Ho Chi Minh

FINALLY, I've had a chance to knock this post together. It's been a long time coming! Our Vietname trip was six weeks ago, and I'm still only at the tip of the iceberg when it comes to going through pictures, so I'm going to do these posts one city at a time!

Ho Chi Minh was a culture shock like nothing I'd seen before. We flew in at about 1am, so the only thing that we saw on the first night was people, scooters and cartoon heat-lines coming off ourselves and everything around us. Our walk the next morning was next-level foreign. Everything in Vietnam is done on the street. Cooking, selling product, parking scooters, walking dogs, throwing chickens feet, the lot.

It makes a lot of sense, I guess; it's accessible to tourists, especially in the backpackers part of the city - you miss nothing, and you have enough food and sunglasses options to last you the capacity of your trip. We thought that people in Ho Chi Minh were fairly pushy when it came to trying to make sales, but it was nothing compared to the north of the country.

We didn't notice as much of a French influence in the infrastructure of the city (that came later), but we have read previously that it was a French-colonised country, and the influence was to be expected, in both the architecture and food.

We started the trip with food that was somewhat familiar to us; Pho, Bahn Mi, that sort of thing. Australia has (Westernized) versions of a handful of Vietnamese dishes, and we had eaten a lot of it previously. But nothing in Australia can be compared to authentic Vietnamese food, let me tell you now. Zilch.

The food got us right in the stomach feelings, and we didn't stop eating for two weeks.

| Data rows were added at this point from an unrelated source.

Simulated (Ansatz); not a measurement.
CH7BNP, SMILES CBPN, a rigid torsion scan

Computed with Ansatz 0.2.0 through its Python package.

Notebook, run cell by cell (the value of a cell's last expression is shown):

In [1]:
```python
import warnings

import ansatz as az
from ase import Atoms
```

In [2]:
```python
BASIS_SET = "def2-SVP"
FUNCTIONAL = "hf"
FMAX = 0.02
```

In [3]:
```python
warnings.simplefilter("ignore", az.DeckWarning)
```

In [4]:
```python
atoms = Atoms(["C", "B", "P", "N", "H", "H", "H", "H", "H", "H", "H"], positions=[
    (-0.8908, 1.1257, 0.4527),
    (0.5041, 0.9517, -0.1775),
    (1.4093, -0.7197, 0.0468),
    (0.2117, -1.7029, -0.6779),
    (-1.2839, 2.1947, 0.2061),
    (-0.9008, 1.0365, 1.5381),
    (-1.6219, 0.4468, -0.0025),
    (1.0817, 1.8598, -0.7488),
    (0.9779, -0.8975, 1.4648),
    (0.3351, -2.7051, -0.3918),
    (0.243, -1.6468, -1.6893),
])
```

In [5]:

On top of all that, the food is crazy cheap. 20,000VND equal 1 Australian dollar, and more often than not a packed bowl of Pho wouldn't break 40,000VND.

Get in my belly.

We didn't realise at the time - as Ho Chi Minh was our first stop - but it was the dirtiest of all the places we saw. 
I didn't really mind - I became part of thefurniture instantly, but some people, aka my high-society significant other, preferred the north parts of the country.

There was a lot of odd smells all mixed together to make one weird Vietnamese super-smell. It was a mix of food, dirt, fuel, sweat and heat, and I loved it. 
It's a good insight into a developing country, but still a safe and friendly environment. Generally speaking, locals are happy to speak to you (provided you're happy to be coaxed into buying things, you've got to keep in mind that their sales are their life - they make very little money selling on the street - depending, of course, on their product).

Children were dubious of us, and we meet a few young children of some of our friends who were very shy, and took a while to warm to us.

Otherwise, local people are beautiful. So many of them are content, despite sitting on the street for hours at a time washing dishes or trying to shine our shoes. Most often, they're happy exactly where they are, and it was amazing to see.